“The purpose of an energy bill is to have more energy at lower prices and cleaner energy. You can see what is happening in the US with the shale gas revolution, and the reduction in the use of coal and fuel oil: electricity prices have come down. I think that sets the precedent for the benefits of more energy, cleaner energy and more affordable energy, and it brings in investment from other parts of the world.”
Emilio Lozoya, CEO of Pemex, speaking to the Wall Street Journal. To watch the video, click here.
This week, the new CEO of Pemex, Emilio Lozoya, spoke to the Wall Street Journal about his vision for the future of Pemex and the Mexican energy sector. One of the more interesting parts of this conversation was regarding his views on the price of energy in Mexico.
Pemex has always had issues with its relationship to the state: the company operates at a loss (in 2011 this was a $6.5 billion loss) because of its enormous tax burden, which accounts for between a quarter and a third of the country’s Federal budget each year.
When Pemex was created, its mandate was to provide Mexico with oil and gas at the lowest possible prices: it was tasked with managing domestic demand for petroleum products only. However, in the 1970s, during some of the best times Pemex had ever seen, the mandate of the company started to change, and in 1974, when the company doubled its prices at Mexican pumps, it became clear that the vision for the NOC had shifted – no longer was it about providing the Mexican people with cheap petroleum, but rather about creating a vehicle that could drive the country’s economic growth.
The latest rhetoric from all sides seems to be that the future of Mexico is cheaper power for all. This was clear in the interview with Lozoya, who spoke at length about the need to increase gas production – a move that will be good for Mexico (that has the potential to eventually export gas production from its shale gas reserves near the US border), but not a wise move from the perspective of an oil company looking to maximize its profits: every dollar spent on gas production could be spent on oil production, and with prices at $3.15 for a million BTUs of gas versus $109.06 per barrel of oil, and it becomes clear where Pemex should be focusing its investments from the point of view of pure profit.

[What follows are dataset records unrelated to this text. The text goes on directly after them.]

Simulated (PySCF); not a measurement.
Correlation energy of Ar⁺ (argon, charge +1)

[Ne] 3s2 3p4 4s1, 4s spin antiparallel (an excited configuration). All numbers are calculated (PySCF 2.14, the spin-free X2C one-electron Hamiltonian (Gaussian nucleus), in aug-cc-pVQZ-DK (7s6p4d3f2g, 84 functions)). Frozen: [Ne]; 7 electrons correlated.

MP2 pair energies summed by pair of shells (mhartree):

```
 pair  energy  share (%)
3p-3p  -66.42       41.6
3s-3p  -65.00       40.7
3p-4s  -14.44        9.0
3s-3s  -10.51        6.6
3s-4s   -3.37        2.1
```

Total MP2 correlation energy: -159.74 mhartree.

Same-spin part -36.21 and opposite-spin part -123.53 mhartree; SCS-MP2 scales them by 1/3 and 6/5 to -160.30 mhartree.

Last week, when Mexico Oil & Gas Review interviewed Senator David Penchyna Grub, President of the Senate Energy Commission, he was also keen to discuss this vision of the future, saying that “we also have a new paradigm in the energy landscape, which is shale gas. If Mexico doesn’t understand the opportunity it has in shale gas to achieve energy independence in natural gas, it will have lost a historic chance to capitalize its geographic convenient location and the abundance of energy resources coming from it.” He then went on to talk about his vision of a meaningful energy reform, which “would impact the power generation industry, and that would impact gas and the costs of alternative energy. The objective is to make the whole sector a competitive one. Mexico has always tried to build an energy reform based only in Pemex, and that’s why we have failed.”
Whether or not it is sensible to be talking about lowering the cost of power, one thing is for certain: if the government wants to build popular consensus around an energy reform, this is one of the best ways to do it. However, talk of moving Pemex away from the idea that its prime directive must be to maximise profit is potentially dangerous. Although the thought of making an annual profit must be a fairly alien concept to Pemex management, if the company abandons all intentions of being run as a business, and just becomes an instrument to drive public policy, then the problems that face the NOC such as its deepwater exploration and annual production challenges will likely never be solved. Additionally, if the country cannot move away from its reliance on Pemex’s profits to fill up the Federal coffers, then the move may be even more misguided.